Overlapping image pair per image for the Szeno dataset. Please note that overlapping image pairs are counted for both images (e.g., The overlapping pair between image a and b is counted for both images)

Table 2 Confusion matrix for 100 random trials on the tested datasets

From the confusion matrix, it can be seen that only one wrong edge was classified as correct by our proposal and 99 correct edges were also identified as wrong. In order to see the effects of this classification errors on trajectory, we run STEMin on the remaining image pairs after removing the ones identified as wrong and computed STE on final trajectories obtained. The results are summarized in Table 3. Wrong edges were completely removed in the 99 trials out of 100. From the numbers in the table, it can be inferred that removing a small amount of correct edges did not have much impact, as opposed to not removing the wrong edge(s). This is also related with the dataset as it can be regarded as pretty “dense”, taking into account the total number of overlapping image pairs and images. Removing some correct edges did not have a notable effect. Our approach did not remove any correct edges on 45 trials out of 100, It removed only one correct edge on 32 trials, two edges on 9 trials, three edges on 10 trials, four edges on 2 trials, five and six edges on 1 trial.
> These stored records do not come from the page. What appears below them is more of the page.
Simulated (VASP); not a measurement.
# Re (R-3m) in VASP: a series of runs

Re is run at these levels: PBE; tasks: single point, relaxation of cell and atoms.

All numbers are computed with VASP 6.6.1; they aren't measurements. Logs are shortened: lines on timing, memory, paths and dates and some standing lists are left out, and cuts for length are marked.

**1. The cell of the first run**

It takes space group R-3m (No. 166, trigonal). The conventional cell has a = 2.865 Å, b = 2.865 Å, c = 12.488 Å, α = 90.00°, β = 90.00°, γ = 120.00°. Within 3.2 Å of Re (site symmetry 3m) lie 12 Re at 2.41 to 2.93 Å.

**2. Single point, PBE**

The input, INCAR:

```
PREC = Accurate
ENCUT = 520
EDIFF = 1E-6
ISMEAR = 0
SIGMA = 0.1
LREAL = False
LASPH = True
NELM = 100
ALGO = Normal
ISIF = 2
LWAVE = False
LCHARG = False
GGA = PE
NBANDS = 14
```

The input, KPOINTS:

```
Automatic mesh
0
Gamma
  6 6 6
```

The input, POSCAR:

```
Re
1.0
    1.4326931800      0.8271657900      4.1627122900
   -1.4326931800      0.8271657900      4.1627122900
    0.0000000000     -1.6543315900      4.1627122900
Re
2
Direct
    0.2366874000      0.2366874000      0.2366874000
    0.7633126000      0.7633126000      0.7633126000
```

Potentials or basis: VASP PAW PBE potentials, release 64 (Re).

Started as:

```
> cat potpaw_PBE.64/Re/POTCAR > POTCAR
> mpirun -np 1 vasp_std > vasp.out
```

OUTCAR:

Table 3 Error measures (in pixels) on final trajectories over 100 trials for the tested datasets

The fourth dataset (named as Underwater I) is a subset of an image sequence gathered by the \(ICTINEU^{AUV}\) (Ribas et al. 2007) underwater robot. The dataset is composed of 215 images (\(384\times 288\) pixels) and covers approximately \(400\,\mathrm{m}^2\). Time-consecutive images have overlap and the total number of registered overlapping image pairs number is 1297. This dataset is sparser and has low overlap between image pairs, when comparing to the Szeno Dataset. The confusion matrix is summarized for 100 random trials in Table 2 while the errors on the obtained trajectories are given in Table 3. Since the time-consecutive images have overlap in this dataset, we did not remove them even if our proposal suggested to do so. The approach proposed in this paper successfully removed the wrong edges in 92 out of 100 trials. The total number of wrong edges added for the remaining 8 cases (where our proposal was not able to identify all wrong edges) is 543, and 523 of them were successfully removed.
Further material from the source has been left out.